YUV 420 to RGB conversion

Hi,

I’m trying to get decoded video frames back into RAM, therefore I’m basically building ontop of the source code of the NvDecodeGL sample. I’m successfully decoding the frames and the Y channel looks fine. As soon as I try to get color however, I fail, getting a lot of glitches. I’m not sure how the YUV data layout looks like. Is there documentation on this? The chroma format is YUV420 in my case, with progressive frames, so what I tried is this:

inline void yuv2rgb( unsigned char y, unsigned char u, unsigned char v, unsigned char &r, unsigned char &g, unsigned char &b )
{
	r = clamp<int>( y + 1.403f * v, 0, 255 );
	g = clamp<int>( y - 0.344f * u - 1.403 * v, 0, 255 );
	b = clamp<int>( y + 1.770f * u, 0, 255 );
}

//...

const unsigned char *y = src;
const unsigned char *u = src + ( srcStride * height );
const unsigned char *v = u + ( srcStride * height ) / 4;

for( int j = 0; j < height; j++ )
{
	for( int i = 0; i < width; i++ )
	{
		yuv2rgb( y[i], u[i/2], v[i/2], dst[0], dst[1], dst[2] );

		dst += 3;
	}

	if( j & 0x01 )
	{
		u += srcStride / 2;
		v += srcStride / 2;
	}

	y += srcStride;
	dst += ( dstStride - width * 3 );
}

where src is the host memory pointer where data is read to with cuMemcpyDtoHAsync (cp. frameYUV in the GL sample) and srcStride is the pitch returned by cuvidMapVideoFrame. dstWidth and dstHeight simply are the texture dimensions (thus video target size, not coded size). I tried around a bit, but I keep failing. What I get are interlaced effects since every other row is shifted, so I’m guessing my assumptions on data layout are wrong. Could anybody shed some light on this?

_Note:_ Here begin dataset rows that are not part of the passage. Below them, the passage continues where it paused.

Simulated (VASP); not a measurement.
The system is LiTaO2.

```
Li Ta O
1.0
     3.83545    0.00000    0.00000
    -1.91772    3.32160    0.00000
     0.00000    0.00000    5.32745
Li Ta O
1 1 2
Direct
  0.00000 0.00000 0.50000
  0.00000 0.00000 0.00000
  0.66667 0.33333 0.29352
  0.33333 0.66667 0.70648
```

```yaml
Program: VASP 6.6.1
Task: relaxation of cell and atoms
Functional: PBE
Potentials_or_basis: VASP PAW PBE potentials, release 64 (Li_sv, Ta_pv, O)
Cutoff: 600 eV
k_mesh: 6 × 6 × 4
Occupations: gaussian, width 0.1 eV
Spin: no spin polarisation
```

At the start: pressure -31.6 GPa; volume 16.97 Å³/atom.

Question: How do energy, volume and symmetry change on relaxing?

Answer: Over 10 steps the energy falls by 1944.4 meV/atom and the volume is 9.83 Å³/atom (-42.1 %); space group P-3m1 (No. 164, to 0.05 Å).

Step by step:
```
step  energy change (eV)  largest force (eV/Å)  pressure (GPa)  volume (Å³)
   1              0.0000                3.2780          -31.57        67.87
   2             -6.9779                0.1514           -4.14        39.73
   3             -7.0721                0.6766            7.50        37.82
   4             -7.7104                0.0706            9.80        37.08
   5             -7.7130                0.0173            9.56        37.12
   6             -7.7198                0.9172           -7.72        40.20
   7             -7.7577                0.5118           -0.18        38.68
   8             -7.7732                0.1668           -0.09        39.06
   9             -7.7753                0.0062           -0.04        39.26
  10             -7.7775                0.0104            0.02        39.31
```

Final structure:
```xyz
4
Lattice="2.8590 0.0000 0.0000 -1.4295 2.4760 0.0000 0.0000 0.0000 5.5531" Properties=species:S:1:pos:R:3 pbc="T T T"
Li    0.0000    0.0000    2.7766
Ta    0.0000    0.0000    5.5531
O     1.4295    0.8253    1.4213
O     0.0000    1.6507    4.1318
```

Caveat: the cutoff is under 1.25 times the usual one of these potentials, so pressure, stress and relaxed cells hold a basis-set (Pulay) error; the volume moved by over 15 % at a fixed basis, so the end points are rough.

Also, being a novice at CUDA programming, I’m wondernig how you guarantee that data copying is finished by the time it’s used, after all it seems you’re using an async copy operation in the sample with cuMemcpyDtoHAsync.

Hi

As soon as I try to get color however, I fail, getting a lot of glitches:

The output YUV format supported by NVDECODE is NV12. The enum cudaVideoSurfaceFormat_enum in dynlink_cuviddec.h is the enumerator for output formats. NV12 has two planes, a Y plane and an interleaved UV plane. Look at this link for a visualization: https://msdn.microsoft.com/en-us/library/windows/desktop/dd206750(v=vs.85).aspx#nv12 . The offsets for u,v seems to be the problem in your code.

Also, being a novice at CUDA programming, I’m wondernig how you guarantee that data copying is finished by the time it’s used, after all it seems you’re using an async copy operation in the sample with cuMemcpyDtoHAsync:

You should use cuStreamSynchronize(hStream) where hStream is the stream handle that was used in cuMemcpyDtoHAsync. Alternatively you can also use cuStreamQuery(hStream) and wait until you receive a success from the call.

Thanks!